Re: [Intel-gfx] [PATCH] drm/i915: Remove unused IRQ chip data of HDMI LPE audio
From: Thomas Gleixner
Date: Wed Dec 13 2017 - 09:07:28 EST
On Wed, 13 Dec 2017, Takashi Iwai wrote:
> On Wed, 13 Dec 2017 12:35:54 +0100,
> Thomas Gleixner wrote:
> >
> > > > On Mon, 11 Dec 2017, Anand, Jerome wrote:
> > > > > > On Fri, 8 Dec 2017, Ville SyrjÃlà wrote:
> > > > > >
> > > > > > > On Fri, Dec 08, 2017 at 05:33:23PM +0800, Augustine.Chen wrote:
> > > > > > > > The chip data of HDMI LPE audio is set to drm_i915_private which
> > > > > > > > is not consistent with the expectation by x86 APIC driver.
> > > > > > >
> > > > > > > Hmm. Why is the apic code looking at data for an irq chip it
> > > > > > > hasn't created?
> > > > > > >
> > > > >
> > > > > apic code expects an irq domain to be place as generic approach.
> > > >
> > > > APIC code does not even see that interrupt at all. It's completely disconnected.
> > > >
> > >
> > > That's the problem - APIC just converts the chip data to its internal
> > > format and fails.
> >
> > How does APIC code end up to touch that interrupt at all? Call stack please.
>
> It's found in the bugzilla referred in the patch:
> https://bugs.freedesktop.org/show_bug.cgi?id=103731
>
> [ 87.353072] irq 298 idata->chip->name hdmi_lpe_audio_irqchip
> [ 87.353072] irq 298 apic_chip_data
> [ 87.353073] irq 298 data->domain is NULL
> [ 87.353120] BUG: unable to handle kernel NULL pointer dereference at (null)
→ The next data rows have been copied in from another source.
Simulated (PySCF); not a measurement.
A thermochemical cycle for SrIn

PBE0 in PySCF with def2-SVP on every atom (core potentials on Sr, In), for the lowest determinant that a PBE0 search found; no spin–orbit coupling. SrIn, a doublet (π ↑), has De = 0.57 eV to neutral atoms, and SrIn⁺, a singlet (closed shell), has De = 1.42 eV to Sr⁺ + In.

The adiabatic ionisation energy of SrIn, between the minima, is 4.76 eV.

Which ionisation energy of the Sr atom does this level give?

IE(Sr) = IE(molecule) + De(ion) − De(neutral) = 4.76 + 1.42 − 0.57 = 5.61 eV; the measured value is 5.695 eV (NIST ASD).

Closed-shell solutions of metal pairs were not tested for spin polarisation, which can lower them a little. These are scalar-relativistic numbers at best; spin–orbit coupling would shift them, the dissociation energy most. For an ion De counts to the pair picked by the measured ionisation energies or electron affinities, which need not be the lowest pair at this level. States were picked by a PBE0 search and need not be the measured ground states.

> [ 87.353132] IP: setup_vector_irq+0x1ba/0x230
> [ 87.353133] PGD 0
>
> If my understanding is correct, it happens only with 4.14 and earlier
> kernels where __setup_vector_irq() loops over the all irqs:
>
> static void __setup_vector_irq(int cpu)
> {
> struct apic_chip_data *data;
> struct irq_desc *desc;
> int irq, vector;
>
> /* Mark the inuse vectors */
> for_each_irq_desc(irq, desc) {
> struct irq_data *idata = irq_desc_get_irq_data(desc);
>
> data = apic_chip_data(idata);
> if (!data || !cpumask_test_cpu(cpu, data->domain))
> continue;
> ....
>
> And since we have assigned a non-APIC chip data in the driver, the
> code above refers to a wrong object, leading to Oops.
Bah crap. This information should have been provided earlier instead of
handwavy 'doesnt work with CONFIG_FOO and hotplug'.
> As a further note, the setup_vector_irq() code has been changed in
> 4.15, and such a reference won't happen any longer. So the patch
> isn't necessary for now, although it's not bad to take as a cleanup.
> And we can eventually put Cc to stable there since it actually works
> around the issue above for the older kernels -- of course, with more
> detailed descriptions about the background.
No, that's just tinkering. The proper fix is to make that code robust.
Something like the completely untested patch below should do the trick.
Thanks,
tglx
---
diff --git a/arch/x86/kernel/apic/vector.c b/arch/x86/kernel/apic/vector.c
index f3557a1eb562..02e6a3cc0d74 100644
--- a/arch/x86/kernel/apic/vector.c
+++ b/arch/x86/kernel/apic/vector.c
@@ -58,6 +58,9 @@ static struct apic_chip_data *apic_chip_data(struct irq_data *irq_data)
while (irq_data->parent_data)
irq_data = irq_data->parent_data;
+ if (irq_data->domain != x86_vector_domain)
+ return NULL;
+
return irq_data->chip_data;
}